By Festus Ogun The management of the Covenant University, Ota,…
By David Adeoye
In those days when many African nations first gained independence (and for the next two decades or so), jobs were plentiful. You hear tales of a graduate getting two or more job offers with a car and sometimes, a residential quarters to match. All on the bill of the employer.
After sometime, it was no longer sufficient to just have a first degree. Only a Master’s degree and or professional qualification would assure such a lofty start. However as the years passed and as both the society and the economy evolved, opportunities for ready jobs with “cool pay” started to dwindle. Attractive jobs in established organizations became competitive.
The economic resurgence of the late 1990s to the early 2000s came with a significant increase in the supply of graduate jobs. New businesses (banks, telcos, IT firms, investment firms, etc) rolled out across the economy on a rather massive scale. Once again, graduates became very much in-demand.
This time, the setting was slightly different: most of the employers were private businesses deploying their own capital, that of other shareholders, and of course borrowed funds from banks, and the bond market. Therefore, recruitment was largely on merit and retention was largely based on performance. Degrees and certificates, though required, had become less important.
In more recent years, the Nigerian economy has seen a marked reduction in the influx of big business. In reality, the economic conditions and our brand of political economy has constrained otherwise big businesses to shrink (in the name of right-sizing, restructuring, refocusing, and those other terms that start with the letter R but never mention retrenchment). Technology has also not helped the fate of the average graduate as a traditional worker, even while it presents immense opportunities for personal growth.
With the rise of technology, and challenging economic conditions, many new businesses now start small, and most older ones aim to be more efficient, more profitable, but not necessarily bigger (at least by headcount). At the same time, the capacity of establishment-type employers to expand their workforce is severely constrained. Budgetary allocations, grants, etc impose a limit.

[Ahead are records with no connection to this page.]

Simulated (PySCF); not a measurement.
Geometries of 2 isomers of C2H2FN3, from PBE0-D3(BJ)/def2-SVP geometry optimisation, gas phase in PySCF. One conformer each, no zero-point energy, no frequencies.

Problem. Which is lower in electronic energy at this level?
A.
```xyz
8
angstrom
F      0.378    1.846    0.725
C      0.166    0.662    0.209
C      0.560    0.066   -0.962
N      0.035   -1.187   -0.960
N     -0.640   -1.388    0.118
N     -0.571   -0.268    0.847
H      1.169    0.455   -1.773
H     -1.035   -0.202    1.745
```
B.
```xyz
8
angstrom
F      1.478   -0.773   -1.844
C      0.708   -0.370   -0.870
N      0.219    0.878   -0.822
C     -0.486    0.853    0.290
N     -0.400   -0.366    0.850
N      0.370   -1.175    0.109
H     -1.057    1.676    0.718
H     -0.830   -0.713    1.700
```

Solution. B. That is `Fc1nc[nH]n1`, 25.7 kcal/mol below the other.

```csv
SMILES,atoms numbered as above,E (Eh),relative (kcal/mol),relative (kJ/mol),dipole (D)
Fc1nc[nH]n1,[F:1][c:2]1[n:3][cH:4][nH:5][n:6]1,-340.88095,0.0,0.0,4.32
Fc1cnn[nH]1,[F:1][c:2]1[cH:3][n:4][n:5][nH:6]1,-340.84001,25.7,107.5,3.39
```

What do all of this mean for today’s graduate? First, the era of establishment-type jobs with the perks that follow is largely gone. Secondly, today’s employers are far more performance and results-oriented than those of past decades where there was more emphasis on activity and presence. Thirdly, the demand on a graduate’s capacity to contribute at both individual and team level becomes the most important factor in to secure and retain gainful employment.
Now, if capacity to perform has become such a critical element, it is important to ask and get some valid answers to the question: what is the fundamental requirement to perform in a world of service and knowledge work? The answer, to my mind is three-fold: readiness to learn, willingness to work hard, and a disposition to work with others.
In other words, today’s graduate must be willing to accept a first degree for what it really is. Essentially, during the first degree, a person learns to reason and to relate. To build upon this foundation, the individual then has to submit himself or herself to a process of learning something meaningful, specific, and valuable to others. We call this apprenticeship. In the same way that fellows with less formal education have to choose a trade to which he is willing to apply himself or herself.
In the context of today’s work environment, the graduate must see herself first as an apprentice and put the ‘graduate thing’ in the background. An apprentice is first of all, “here to learn”. It’s not about the pay. Rather he’s paying his dues by being on time, attentive, responsive, and above all by being responsible to at least one person: the boss who is then responsible to one set of people: customers. The same way an apprentice aims to be successful at the trade, and not merely follow-the-money, today’s young person with a first degree will have to submit herself to the rudiments and demands of the business.
There are three main ingredients required for an apprentice to be successful: intelligence (or aptitude), interest, and intensity (or how well you apply yourself, call it hard work. On intelligence, there are various types of aptitude, some fellows are gifted with words, some with patterns, some with data, some with music etc. For example, it takes certain traits to be a good tailor or fashion designer. At the same time, not every young person can be a mechanic. In the same vein, not everyone who studied accounting would do well as an auditor. Natural talents provide some guidance for a choice of career.
The second point is interest: what would this young man or woman rather do or contribute to humanity? What drives you? How would you rather work? The combination of intellect and interest manifest in one thing: learning, What are you willing to learn. Permit me to ask in Yoruba: “As a graduate, ise wo l’ofe ko?”. Over the years, I’ve seen many examples that prove this is a far more practical approach than merely sitting, praying, and hoping. Prayer is good but we should direct it at something specific.
Still on knowledge, smartness does not equate to knowledge. You can be smart but empty about certain areas. We all have areas where we are empty. Where we know nothing because we never bothered to, or needed to learn. Many times, what is needed as per intelligence is just a threshold level of aptitude. Often, a more knowledgeable person with the threshold level of IQ would make far better decisions than an uninformed genius.
Lastly, for an apprentice to be successful, he or she must be willing, able, and ready to apply himself with persistence and perseverance. You need to believe the work is both valuable and worth doing. Pouring yourself into what you do, when you’re tired, when others are giving up, is one key trait of world champions. Apply yourself to what you do and someday, you would find yourself at the top.
In a nutshell, it’s not enough to be a graduate. We need to choose to learn something that is both meaningful and valuable and then begin to apply ourselves to what we learn. It may start in a small measure but it will surely lead somewhere great.